Indeed, that seems to be a constant part of paper writing: A portion of what you have made up has been done by others the same way before. In my opinion, this is often because it is simply impossible to always know all details of previous work (that is by no means always "related" to your own work in its overall topic) by heart, and because it is often more straightforward to just do something oneself rather than dive into the literature that may or may not contain something vaguely similar.

Sometimes, it gets apparent even only afterwards that an aspect of one's work is non-obvious enough to be mentioned elsewhere.

In the end, it is simply a question of benefits vs. drawbacks:

Drawbacks

  • You do attribute your own work to someone else. Thereby, even though you may have spent some energy to develop or define something, you
    • falsely pretend to have relied on someone else's work
    • misrepresent the effort you may have invested for your work

Benefits

  • You secure yourself against claims of plagiarism. While you cannot possibly copy anything you do not know, the suspicion that you did actually know some previous work but failed to mention them can arise when certain of your ideas resemble those mentioned in other papers. As such, it is less cumbersome if you just pretend you are replicating someone else's work.
  • Usually, the statements subject to this phenomenon do not nearly seem complex enough to warrant the mention as a contribution. Hence, you do not lose much by not mentioning you were the actual source for a specific aspect of your work.
  • Citing in such situations strengthens your work. While the contribution of the cited aspects would be minor, showing that you build your actual contributions on top of proven practices makes your actual core contribution more convincing.
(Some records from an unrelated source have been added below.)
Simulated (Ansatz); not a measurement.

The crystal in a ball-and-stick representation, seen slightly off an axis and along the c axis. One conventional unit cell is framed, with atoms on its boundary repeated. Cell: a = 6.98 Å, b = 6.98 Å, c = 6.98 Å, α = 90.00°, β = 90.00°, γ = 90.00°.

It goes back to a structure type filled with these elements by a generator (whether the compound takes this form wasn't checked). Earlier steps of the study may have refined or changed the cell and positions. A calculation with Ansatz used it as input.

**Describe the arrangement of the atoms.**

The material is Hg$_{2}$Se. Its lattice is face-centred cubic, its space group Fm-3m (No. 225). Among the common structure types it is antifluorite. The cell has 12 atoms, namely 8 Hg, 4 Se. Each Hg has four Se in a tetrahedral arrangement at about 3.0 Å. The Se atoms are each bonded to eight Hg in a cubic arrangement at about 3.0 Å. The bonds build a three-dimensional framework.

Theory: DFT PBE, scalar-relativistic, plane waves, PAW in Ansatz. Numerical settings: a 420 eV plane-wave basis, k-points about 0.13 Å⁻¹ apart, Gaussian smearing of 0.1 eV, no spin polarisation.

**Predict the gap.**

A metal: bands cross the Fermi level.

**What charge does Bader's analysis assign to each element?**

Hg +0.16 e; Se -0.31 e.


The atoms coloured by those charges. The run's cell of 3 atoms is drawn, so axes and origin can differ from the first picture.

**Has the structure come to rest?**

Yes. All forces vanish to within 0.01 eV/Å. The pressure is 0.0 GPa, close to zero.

In particular, the last point is a major benefit compared to the drawback. This is reflected in your observation that some are

changing the original text if necessary

Given that the original ideas are not a significant contribution that needs to be promoted, anyway, replacing them with a possibly better method that is truly taken from another source is fully reasonable and can help to further improve the overall document.

EDIT: To put this answer in relation to jakebeal's answer: I mainly interpreted the question to refer to the "third branch of possibilities":

  • They are writing down original text that they think is novel. Only later, they realize or find out others have done the same (possibly, in a completely different field or context, or with a completely different terminology, so finding the other work is likely a result of pure chance rather than an expected event).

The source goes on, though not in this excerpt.